One of the benefits of covering this school’s sports teams is that I’m able to see a rare but sublime mix of amateurism and competition.
For instance, when boys’ basketball enters the Reggie Gym on unseasonably warm Tuesday and Friday nights, there are no ESPN camera crews waiting to follow them around. There are no multi-million dollar sponsorship deals, no overblown egos, no shooting guards who change their name to Metta World Peace. Although the Tigers sit at an impressive 12-0 and are ranked second in the Boston Globe Top 20, their wins come with an abnormal sense of normalcy.
At the same time that boys’ basketball steamrolls over some hapless Milton squad, the track teams train in the SOA, the gymnastics teams strive to improve their scores in the inexorable quest for perfection and the hockey teams wake up at irrational hours for precious rink time. None of them receives any national coverage, either.
But it never matters, because this is high school sports.
This is authentic sports.
There aren’t too many examples of this left.
These days, it’s hard to pick up a newspaper without witnessing a public excoriation of the dysfunctional National Collegiate Athletic Association (N.C.A.A.), college athletics’ governing body, or the countless recruiting violations that take place under its watch. Although college athletes are still (shakily) defined as “amateurs,” the millions in television and commercial revenue pose a perpetual threat to the integrity of college sports.
In this school’s air-purified bubble, the concept of amateurism still burns bright. But although these truths seem to be self-evident in high school sports, the extent to which money influences professional and college athletics leaves the rest of us searching for any leftover purity.
Among the searchers was Washington Post columnist John Feinstein, who spent a year in the virtually unknown Patriot League to document the 1999-2000 season through the eyes of players on the fringe of Division I men’s basketball. Even though the Patriot League teams paled in comparison to the giants of the college basketball world, Feinstein struck a chord in his depiction of the league’s true “student-athletes,” who looked beyond their dreams of playing professionally to focus on developing life and career skills.
His subsequent masterpiece, The Last Amateurs, was a refreshing change from the corruption of big-time college athletics, and it offered a heartening glimpse into what he believed was the last front in the war to save amateur sports.
Today, in light of the malaise that strikes at the core of higher-level athletics, maybe the real last amateurs are the ones hustling in the athletic wing late after school.
Yet in an age where college recruiting comes with a mishmash of crooked boosters and overzealous N.C.A.A. bureaucrats, are high schoolers shielded from the collateral damage?
Directly above the happy chaos of the various teams’ practices, athletic director Tom Giusti’s office is a fascinating hodgepodge of the past and the present. Old photographs line his walls, and articles from local newspapers plaster the bulletin board outside, while random memorabilia from past games sit around his office in an equally haphazard fashion.
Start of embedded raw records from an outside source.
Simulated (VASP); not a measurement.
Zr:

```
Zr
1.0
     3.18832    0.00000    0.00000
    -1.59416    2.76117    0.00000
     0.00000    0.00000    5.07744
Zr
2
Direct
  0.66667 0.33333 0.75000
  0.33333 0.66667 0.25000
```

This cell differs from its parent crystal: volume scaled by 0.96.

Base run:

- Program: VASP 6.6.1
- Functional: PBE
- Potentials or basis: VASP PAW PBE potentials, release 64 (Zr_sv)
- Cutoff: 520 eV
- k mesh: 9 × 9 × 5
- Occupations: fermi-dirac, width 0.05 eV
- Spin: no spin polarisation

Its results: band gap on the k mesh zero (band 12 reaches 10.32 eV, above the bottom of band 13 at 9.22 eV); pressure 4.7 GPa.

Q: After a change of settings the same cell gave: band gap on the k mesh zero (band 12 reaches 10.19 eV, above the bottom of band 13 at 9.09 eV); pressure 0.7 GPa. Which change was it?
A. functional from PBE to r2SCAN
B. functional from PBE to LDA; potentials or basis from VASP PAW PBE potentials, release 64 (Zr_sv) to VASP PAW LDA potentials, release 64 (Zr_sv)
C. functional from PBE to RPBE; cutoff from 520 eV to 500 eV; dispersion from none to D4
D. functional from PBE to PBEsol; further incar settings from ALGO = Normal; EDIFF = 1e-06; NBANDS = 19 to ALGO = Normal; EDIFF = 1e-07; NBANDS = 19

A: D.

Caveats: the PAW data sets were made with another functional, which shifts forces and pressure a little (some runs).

The present, however, is still very much present, and for Giusti, the pressure in the sports world to excel, even in high school, is cause for concern.
“What’s the percent of kids who play Division I sports? Around one percent,” he said. “We had a recruiting specialist come in one time, and he said that if you’re not a Division I player, the best fit for most athletes is a college with a balance of academics, sports and social life. Here, we’re trying to prepare these kids as they move forward in life.”
Giusti also pointed to the migration of athletes to sports-oriented private schools as another question mark in an industry tarnished by them.
“Sometimes, I have to ask, ‘What are we missing here?’” he added. “Are these kids chasing the dream, and if so, what are they leaving behind? They can go to a $200 million school here and enjoy one of the best educations in the state, while still playing competitive-level sports, so why go elsewhere?”
Perhaps a key to Giusti’s quandary lies in the rise of the television network ESPN-U, along with other high school-centered media outlets. Although it focuses mainly on college sports, ESPN-U nationally broadcasts an increasing number of high school sporting events, often pitting teams from across the country against each other. The Siren call for fame is a powerful lure, especially for high school “student-athletes.”
“The discouraging thing I think we’re seeing as a result is the development of the one-sport athlete, because kids are playing their sport nine to 12 months per year,” Giusti said. “That leads to a focused interest—kids naturally want to do stuff that they’re successful at, but it’s sad to see a really strong athlete playing only one sport.
“If only a few kids make it, but you can always have your education, then why is there such a big emphasis on making it?” he added.
“We have dedicated, honorable coaches who believe in the concept of a student-athlete, and we’re all trying to keep the student part first. We were all former athletes, but we’re here because of our education.”
And you don’t need a camera crew for that.